A syphon aqueduct is a type of cross drainage work. The irrigation canal flows over a drainage channel through an enclosed conduit. This design uses siphonic action to maintain water flow, even across steep gradients. In the syphon aqueduct, the canal bed level is below the full supply level. The water flows from upstream to downstream through aqueduct barrels following siphonic action. A sloping apron is provided on both sides to depress the canal level.

The enclosed structure prevents water contamination and erosion, making it ideal for challenging terrains. Unlike open aqueducts, syphon aqueducts handle higher hydraulic pressures effectively. They ensure uninterrupted canal water flow while safely directing drainage beneath. Syphon aqueducts are a crucial part of cross drainage works. They provide a reliable solution in areas where traditional aqueducts not suffice.

In a syphon aqueduct, canal water is carried above the drainage. The high flood level (HFL) of drainage is above the canal trough. The drainage water flows under syphonic action and there is no presence of atmospheric pressure in the natural drain.

Syphonic aqueducts are more often constructed and better preferred than simple Aqueduct, though costlier.

Diagram illustrating a syphon aqueduct, featuring labeled components like inspection road, FSL (full supply level), HFL (high flood level), cut-off wall, and concrete floor, alongside water flow directions.
Diagram illustrating the structure of a syphon aqueduct, showcasing the relationship between canal water flow and drainage levels.
  • The section of the trough is determined by the canal water level.
  • Cut off walls are provided at both ends. 
  • The sloping apron is built by using stone or cement concrete. 
  • The bottom of the siphon aqueduct is impervious.
  • The atmospheric pressure is not taken into account. 
  • They are more prefered than an aqueduct.
  • They are expensive.

Type-2- Drainage passes over the irrigation canal

  • Super passage
  • Canal Siphon

Super Passage

The super passage is type of cross drainage work and a hydraulic structure where drainage passes over the irrigation canal. They contradict the aqueduct. The water from the drainage flows through the troughs under gravity and atmospheric pressure. 

This design allows the canal to pass beneath the drainage without interference. The structure prevents the canal from flooding and ensures effective water management. Unlike an aqueduct, the super passage prioritizes the drainage flow, allowing it to cross over the canal. It is essential in areas where drainage water must remain separate from canal water.

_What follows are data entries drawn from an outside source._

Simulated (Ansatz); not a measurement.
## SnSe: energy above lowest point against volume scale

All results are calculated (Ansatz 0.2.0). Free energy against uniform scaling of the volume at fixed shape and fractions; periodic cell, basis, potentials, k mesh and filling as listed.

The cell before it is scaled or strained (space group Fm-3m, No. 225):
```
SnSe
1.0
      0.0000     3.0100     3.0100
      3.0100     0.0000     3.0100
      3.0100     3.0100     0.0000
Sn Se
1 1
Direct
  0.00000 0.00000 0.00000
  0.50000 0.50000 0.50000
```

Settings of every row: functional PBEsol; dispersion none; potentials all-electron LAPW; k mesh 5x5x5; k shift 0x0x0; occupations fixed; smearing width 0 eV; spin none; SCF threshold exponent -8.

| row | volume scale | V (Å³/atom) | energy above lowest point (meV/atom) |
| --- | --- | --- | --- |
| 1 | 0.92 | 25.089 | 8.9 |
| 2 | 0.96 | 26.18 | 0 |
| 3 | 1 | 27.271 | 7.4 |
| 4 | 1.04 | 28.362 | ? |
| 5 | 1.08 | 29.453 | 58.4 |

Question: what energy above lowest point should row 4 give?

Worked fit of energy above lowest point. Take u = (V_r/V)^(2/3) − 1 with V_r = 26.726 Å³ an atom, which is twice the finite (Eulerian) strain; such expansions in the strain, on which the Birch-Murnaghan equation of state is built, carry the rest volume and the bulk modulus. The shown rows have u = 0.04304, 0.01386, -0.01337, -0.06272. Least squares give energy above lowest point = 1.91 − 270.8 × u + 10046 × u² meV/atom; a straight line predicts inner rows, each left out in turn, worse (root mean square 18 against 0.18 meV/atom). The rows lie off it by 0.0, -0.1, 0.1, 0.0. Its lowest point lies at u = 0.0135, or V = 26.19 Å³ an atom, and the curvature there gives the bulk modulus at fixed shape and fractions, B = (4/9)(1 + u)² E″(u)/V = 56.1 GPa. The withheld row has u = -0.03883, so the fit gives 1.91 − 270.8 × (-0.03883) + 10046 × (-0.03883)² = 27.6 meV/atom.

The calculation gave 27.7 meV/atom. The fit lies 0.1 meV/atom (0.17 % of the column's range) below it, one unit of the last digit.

Diagram illustrating a super passage structure showing the banks of a canal, the full supply level (FSL), and the high flood level (HFL) with stream flow indicated.
Diagram illustrating a super passage, showing how drainage passes over an irrigation canal.

The drainage trough is constructed at the road level. These are preferred when drain discharge is less compared to canal discharge. An inspection road cannot be constructed on the sides of the trough. Thus they are not available for an open investigation.

A separate bridge is equipped for the roadway. Also, a ramp is given at the doorway. It is supported by piers. 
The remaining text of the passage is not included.